If the car czar bill is dead for now, the question then becomes whether Treasury can fund the car industry under the TARP. Bloomberg is reporting a Treasury e-mail this morning stating the Treasury is prepared to act while Congress is out of session. The natural question becomes whether General Motors and the other car companies can be squeezed into the definitions set forth in the Emergency Economic Stabilization Act of 2008.

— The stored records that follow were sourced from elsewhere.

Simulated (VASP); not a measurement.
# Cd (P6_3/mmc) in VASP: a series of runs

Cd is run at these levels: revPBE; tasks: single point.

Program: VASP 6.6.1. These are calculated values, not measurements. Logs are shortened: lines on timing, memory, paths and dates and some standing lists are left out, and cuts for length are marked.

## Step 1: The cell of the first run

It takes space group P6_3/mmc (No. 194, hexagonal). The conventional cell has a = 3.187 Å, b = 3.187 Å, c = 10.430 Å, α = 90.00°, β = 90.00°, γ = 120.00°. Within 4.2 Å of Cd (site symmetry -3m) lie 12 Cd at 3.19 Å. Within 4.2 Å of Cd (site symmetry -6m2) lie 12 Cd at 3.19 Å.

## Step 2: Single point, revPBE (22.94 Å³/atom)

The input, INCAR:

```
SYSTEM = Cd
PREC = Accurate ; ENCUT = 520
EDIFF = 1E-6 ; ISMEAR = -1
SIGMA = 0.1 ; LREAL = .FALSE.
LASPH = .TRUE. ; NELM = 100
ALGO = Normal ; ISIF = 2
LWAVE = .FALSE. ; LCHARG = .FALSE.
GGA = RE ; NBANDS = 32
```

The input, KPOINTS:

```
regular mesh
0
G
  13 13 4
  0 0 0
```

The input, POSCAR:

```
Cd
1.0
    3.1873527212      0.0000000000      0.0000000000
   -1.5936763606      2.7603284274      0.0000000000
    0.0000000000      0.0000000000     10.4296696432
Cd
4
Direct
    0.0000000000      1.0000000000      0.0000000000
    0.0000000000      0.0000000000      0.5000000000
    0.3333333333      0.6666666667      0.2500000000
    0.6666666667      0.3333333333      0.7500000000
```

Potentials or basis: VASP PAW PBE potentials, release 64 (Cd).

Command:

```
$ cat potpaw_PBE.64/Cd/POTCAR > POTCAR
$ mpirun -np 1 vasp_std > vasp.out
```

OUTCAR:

The critical definition is for “financial institution.” We might think that the car companies are clearly not financial institutions—put to one side their separate finance arms like GMAC—and therefore aren’t eligible for funds under the EESA. But the actual definition of financial institution is stunningly broad:
(5) FINANCIAL INSTITUTION.-The term ‘‘financial institution’’ means any institution, including, but not limited to, any bank,savings association, credit union, security broker or dealer, or insurance company, established and regulated under the laws of the United States or any State, territory, or possession of the United States, the District of Columbia, Commonwealth of Puerto Rico, Commonwealth of Northern Mariana Islands, Guam, American Samoa or the United States Virgin Islands, and having significant operations in the United States, but excluding any central bank of, or institution owned by, a foreign government.
The operative term is “institution” which is otherwise undefined. Perhaps we should head to the dictionary, as the Supreme Court does frequently, so try the online version of Merriam-Webster:
2 a: a significant practice, relationship, or organization in a society or culture <the institution of marriage> ; also : something or someone firmly associated with a place or thing <she has become an institution in the theater> b: an established organization or corporation (as a bank or university) especially of a public character
That would suggest that universities are eligible under the TARP—that is good news to hear given the recent performance of university endowments—but I’m not sure what that means for the car companies. That would seem to make a great deal turn on the public character notion.
What should we make of the identified list of entities in the EESA definition? It is certainly true that all of the entities listed in the including-but-not-limited-to clause are what we would traditionally think of as financial institutions. One could easily imagine that a court looking for some limiting principle to the otherwise open and ill-defined “institution” would latch on that list to limit the scope of eligibility and thereby exclude the car companies.
But that said, I think that all of this suggests that there is a fair amount of open territory here and that it would not be surprising, especially in these times, for Treasury to rush in. And then the question kicks in what level of deference which Treasury be entitled to in interpreting the language of the EESA? That is a Chevron question—not about oil, but about how courts interact with agencies—and that is a question for the administrative law folks.
The TARP enabling legislation does broadly define a "financial institution", but it limits the treasury only buying assets of troubled financial institutions.
It doesn't say that the treasury can give money away or loan money to troubled institutions. So what will GM sell the taxpayer?
Posted by: Dan Hossley | December 13, 2008 at 11:46 PM
Don't all three car producers operate credit or finance companies?
If need be, why can't the Treasury lend to them so that they can, in turn, lend to their manufacturing parent company?
Wouldn't that satisfy any technical requirement?
Posted by: edh | December 14, 2008 at 12:25 AM
Really? So this is what we have come to in this country? Really?
The intent of the Congress and the administration could not have been clearer during what passed for debate. TARP was to bailout institutions that functioned primarily in financial transactions. There was no sidebar that TARP was actually intended to cover all industries from pet food to automaking to ski resorts.
I know that the attorneys and the courts have been perfecting for years now the art of ignoring legislative intent. But that has mostly involved intent and commentary of the long dead Framers of the Constitution - it is easier to brush those aside with an intervening 200 years. But it takes real hutspah to disavow intent with only 2 months since passage of the legislation.
Do lawyers seriously wonder why they are so distrusted by the public?
Posted by: in_awe | December 18, 2008 at 02:50 PM
The congress has been eagerly shirking their constitutional duties for quite a long time. They delegated the power to declare war to the president, they gave the treasury secretary a blank check to spend more freshly-inflated money than any person has ever been allowed in the history of the country, and who honestly expects them to do anything at all to stop another massive theft from everyone to pay off their campaign contributors?